He was also fined T$200 million ($6 million). Chen has said the charges were political, denied wrongdoing and will likely appeal against the verdict, which was not expected to affect Beijing's ties with current Taiwan President Ma Ying-jeou of the China-friendly Nationalist Party (KMT).
"The defendant Chen Shui-bian has been a lawyer, a legislator, he has enjoyed a good reputation and then served as our country's president," the court said in a statement.
"He should have been noble, but he served himself, he manipulated his family and those near him, and used his family to make money," it said.
Several hundred Chen supporters demonstrated near the court. Some threw plastic bottles and scuffled with police in protest after the verdict and sentence were announced.

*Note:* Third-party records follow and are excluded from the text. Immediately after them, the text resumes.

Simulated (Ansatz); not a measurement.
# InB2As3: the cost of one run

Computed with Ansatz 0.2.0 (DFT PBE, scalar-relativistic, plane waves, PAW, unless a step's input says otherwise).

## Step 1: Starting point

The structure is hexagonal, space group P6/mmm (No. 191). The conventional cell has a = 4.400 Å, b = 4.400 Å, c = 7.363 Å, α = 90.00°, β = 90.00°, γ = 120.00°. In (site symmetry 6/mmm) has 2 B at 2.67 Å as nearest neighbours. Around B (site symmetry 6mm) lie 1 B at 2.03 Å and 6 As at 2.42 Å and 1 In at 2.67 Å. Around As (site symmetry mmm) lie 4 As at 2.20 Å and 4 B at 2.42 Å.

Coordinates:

Chen's wife, Wu Shu-chen, was convicted on seven counts of graft and also sentenced to life in jail. She was fined T$300 million. Chen's son and daughter-in-law were handed sentences ranging from 20-30 months for related crimes.
Embezzlement, bribes
Prosecutors had charged Chen with embezzling T$104 million ($3.185 million) from a special presidential office fund, accepting bribes of about $9 million related to a land procurement deal and taking another $2.73 million in kickbacks to help a contractor win its bid for a government project.
"During the investigative process and court proceedings of Chen's case, numerous actions have taken place that are, or border on, being illegal and unconstitutional," Chen's foundation said ahead of the verdict. "Similarly flagrant abuses of power have been exercised to pillory and try to make a scapegoat of former President Chen."
Taiwan has cleaned up much of its corruption over the past 20 years due to efforts to adopt international standards, business leaders say. An active opposition party and unrestricted media also help keep the central government in check.
"Most companies that do business here successfully have not bribed any officials," said John Eastwood, a partner with the Eiger Law firm in Taipei.
Taiwan scored a 39 last year on Berlin-based Transparency International's annual clean government survey, where 1 is the cleanest and 180 the worst. It led China and the Philippines but lags Japan, Singapore and Hong Kong.
While ruling from 2000-2008, Chen upset Beijing and the United States by advocating formal independence from China, which has claimed sovereignty over the self-ruled island since the end of the Chinese civil war in 1949.
China, a veto-wielding permanent member of the UN Security Council, claims Taiwan as its own under its "one China policy" and has vowed to bring the island under mainland rule, by force if necessary.